By Sadef Ali Kully

Hundreds of phone calls have poured into the city’s labor law offices to claim prevailing wages after the city comptroller announced an estimated $3.7 million in wages owed to workers, including $800,000 owed to workers in Queens, according to its office.

As of Tuesday, 610 phone calls were received, there had been almost 9,000 visits to the unclaimed wages website and 10 workers have come forward, seven of whom will be receiving checks, according to a spokeswoman for the comptroller.

Including companies that are scamming workers into making claims for prevailing wages and then charging them fees.

The city’s Office of the General Counsel and Comptroller Scott Stringer sent out a cease-and-desist letter to a New Jersey-based company Metrosearch Recoveries, which makes claims to get back city wages to workers, according to its website. In its claim forms, Metrosearch Recoveries asked wage claimers to pay a commission fee and 20 percent of the refund a worker would receive.

Stringer said, “Metrosearch Recoveries is nothing more than a bunch of hustlers trying to shake down hardworking New Yorkers. Let me make it clear: My office has zero tolerance for anyone who tries to cheat workers out of their wages. We are on to them and we are investigating them. This is your money and you can get it from us for free, no strings attached.”

Metrosearch Recoveries did not respond despite several requests by TimesLedger for comment.

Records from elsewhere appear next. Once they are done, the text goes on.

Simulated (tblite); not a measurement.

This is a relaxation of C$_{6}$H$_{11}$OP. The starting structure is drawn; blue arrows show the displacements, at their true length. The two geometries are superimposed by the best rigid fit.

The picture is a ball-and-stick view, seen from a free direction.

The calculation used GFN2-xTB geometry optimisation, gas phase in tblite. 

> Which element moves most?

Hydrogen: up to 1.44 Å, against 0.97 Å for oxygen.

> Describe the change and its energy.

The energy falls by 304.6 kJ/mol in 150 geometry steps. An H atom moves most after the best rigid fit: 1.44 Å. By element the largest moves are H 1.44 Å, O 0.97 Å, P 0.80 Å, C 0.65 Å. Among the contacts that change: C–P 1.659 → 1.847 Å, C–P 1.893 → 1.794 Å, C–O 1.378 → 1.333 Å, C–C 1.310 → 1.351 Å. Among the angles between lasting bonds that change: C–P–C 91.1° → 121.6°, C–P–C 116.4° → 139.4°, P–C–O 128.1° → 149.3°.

The Comptroller’s Office sets and enforces prevailing wage and benefit rates on city public works projects and attempts to find workers who are owed wages from these settlements.

In Queens, 200 individuals are owed a total of $799,351; in Brooklyn, 241 individuals are owed a total of $628,447; in the Bronx, 160 individuals are owed a total of $324,729; in Manhattan, 53 individuals are owed a total of $62,180; and in Staten Island, 25 individuals are owed a total of $19,599.

“Thousands of hardworking individuals, many of whom are immigrants, have been cheated out of their rightfully earned wages, but they may not know these funds exist,” Stringer said

Prevailing wage laws require employers to pay workers the wage and benefit rate set annually by the city comptroller when those employees work on city public works projects, such as renovating public schools or building service contracts, which includes security guard and custodial work with city agencies. When companies do not pay, the comptroller enforces the law to ensure workers receive what they are owed.

Since 2014, the office said it has reached settlements worth more than $8.6 million.